UTF-8 and Unicode Why That Emoji Broke Your Database
Your app inserted an emoji and MySQL threw Incorrect string value. Here's why — code points vs bytes, the MySQL utf8 vs utf8mb4 lie, JavaScript surrogate pairs, and how to actually fix it.
Your app was working fine. Then a user typed an emoji in a text field, and MySQL threw Incorrect string value: '\xF0\x9F\x98\x80' for column 'bio'. Or maybe the emoji silently disappeared. Or the entire INSERT failed and you lost data. All because of a four-byte character your database column didn’t expect.
This isn’t a MySQL quirk or a PHP bug. It’s a consequence of how Unicode → UTF-8 encoding actually works, and once you understand it, you’ll never be surprised by it again.
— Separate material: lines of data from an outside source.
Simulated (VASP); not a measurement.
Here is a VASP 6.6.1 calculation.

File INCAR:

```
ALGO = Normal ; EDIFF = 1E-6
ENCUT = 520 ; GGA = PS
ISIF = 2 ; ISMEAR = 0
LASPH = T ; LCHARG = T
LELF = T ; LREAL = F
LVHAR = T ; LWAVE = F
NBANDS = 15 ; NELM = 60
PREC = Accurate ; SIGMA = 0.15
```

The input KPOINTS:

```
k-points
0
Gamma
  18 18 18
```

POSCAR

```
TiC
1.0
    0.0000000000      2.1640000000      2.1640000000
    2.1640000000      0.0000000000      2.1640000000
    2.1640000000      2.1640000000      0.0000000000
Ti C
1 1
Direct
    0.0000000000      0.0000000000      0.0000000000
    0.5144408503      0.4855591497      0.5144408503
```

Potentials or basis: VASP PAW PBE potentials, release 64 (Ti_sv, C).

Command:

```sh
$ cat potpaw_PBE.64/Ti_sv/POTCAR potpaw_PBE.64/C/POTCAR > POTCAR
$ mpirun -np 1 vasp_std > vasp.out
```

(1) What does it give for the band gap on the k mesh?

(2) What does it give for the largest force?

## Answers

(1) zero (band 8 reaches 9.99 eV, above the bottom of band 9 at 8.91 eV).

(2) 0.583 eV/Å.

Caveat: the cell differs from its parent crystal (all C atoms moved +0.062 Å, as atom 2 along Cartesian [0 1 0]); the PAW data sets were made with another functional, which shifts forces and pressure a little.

Code points vs bytes: the actual difference
Unicode assigns every character a code point — a number. The letter A is U+0041. The Euro sign is U+20AC. The 😀 emoji is U+1F600. That’s the abstract identity of the character.
UTF-8 is an ترميز — a way to store code points as bytes. The trick is that UTF-8 is variable-width: it uses 1 to 4 bytes depending on the code point value. This is how it stays backward-compatible with ASCII (all ASCII characters are 1 byte in UTF-8) while also encoding every character in existence.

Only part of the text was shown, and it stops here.